To remedy that, we created the Audience Business Masterclass (ABM), which is a robust 14-week program that lays out the blueprint for how to build a profitable business that is supported by a large and engaged audience. We pre-sold ABM in January 2013 and developed the training over the next 3 months. ABM sales accounted for two-thirds of our revenues in 2013.
We promoted the new program via webinars to our audience as well as through affiliate partners. Many of our affiliates were individuals with whom we had developed relationships in 2012 when writing Engagement From Scratch and promoting Write Like Freddy. Besides generating revenues, we also picked up about 10,000 subscribers over the course of 2013 from partner webinars alone.
2. Diversified our product offerings
We also launched a monthly subscription newsletter – Campaign Mastery. Each print issue is a detailed blueprint of some of Mirasee’s most successful campaigns that readers can customize to launch their own campaigns. Some of these campaigns require a few hundred subscribers and some work better with a larger audience.
All of these campaigns are presented with our goals, our success, and our failures. And lots of juicy swipe copy (of course!) They are an incredibly good value for members of the club!
Besides being immensely valuable to our audience, the rationale behind this product was to bring further stability to our cashflow. As it is 6 payments of $97 each, the ABM sales follow a 6 month payment pattern . This means that when we do a big launch in January, we need to start building up more sales before June. If we don’t, our revenue pipeline dries out. On the other hand, a recurring monthly subscription product like Campaign Mastery provides stable recurring cashflow.
3. Launched Services
A first for us in 2013 was launching services. These services were provided by the Mirasee team with oversight from Danny.
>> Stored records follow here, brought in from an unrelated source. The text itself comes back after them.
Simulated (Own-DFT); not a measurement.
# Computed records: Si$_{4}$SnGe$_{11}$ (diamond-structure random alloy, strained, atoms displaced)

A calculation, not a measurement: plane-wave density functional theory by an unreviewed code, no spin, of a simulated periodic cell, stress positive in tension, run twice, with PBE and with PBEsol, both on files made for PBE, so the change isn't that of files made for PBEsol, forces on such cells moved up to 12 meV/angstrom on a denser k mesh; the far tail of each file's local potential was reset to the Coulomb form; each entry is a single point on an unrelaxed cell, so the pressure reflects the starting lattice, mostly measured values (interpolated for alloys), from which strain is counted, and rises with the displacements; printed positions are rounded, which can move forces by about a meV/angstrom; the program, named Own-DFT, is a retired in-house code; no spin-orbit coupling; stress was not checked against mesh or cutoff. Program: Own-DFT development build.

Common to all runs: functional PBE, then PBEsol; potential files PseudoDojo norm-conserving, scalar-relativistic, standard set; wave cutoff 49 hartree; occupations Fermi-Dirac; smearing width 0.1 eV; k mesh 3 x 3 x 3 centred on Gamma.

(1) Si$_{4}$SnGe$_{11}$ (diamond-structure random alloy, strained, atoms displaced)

Some of our service offerings are related to the Audience Business Masterclass – we offer our students pretty extensive support, from looking over homework and helping our students with direction and vision for their blog to helping them with their technology challenges. These services are provided by the extended Mirasee team and charged to a client at minimal cost.
The main rationale for these services is to help people complete the ABM training and go on to having successful businesses of their own. Homework Review and Tech Support both fall into these categories, and are part of why we devote so many of our man hours to the products that we sell.
We also realized that some people want to accelerate their audience building efforts by focusing on what they do best – creating content and building relationships with people in their industry. We work more intensively with these students to help them figure out what market they should be targeting and what their value proposition should be within these markets. We also get them started with audience/followership building and set them up with a brand and a website.
The team loves getting involved in these projects, as they are specializing in their own Mirasee roles and helping other businesses with their expertise. Our clients benefit from a unique “Done-for-you” experience.
All in all, services accounted for just under 20% of our revenues in 2013. Not bad for the first year of a launch!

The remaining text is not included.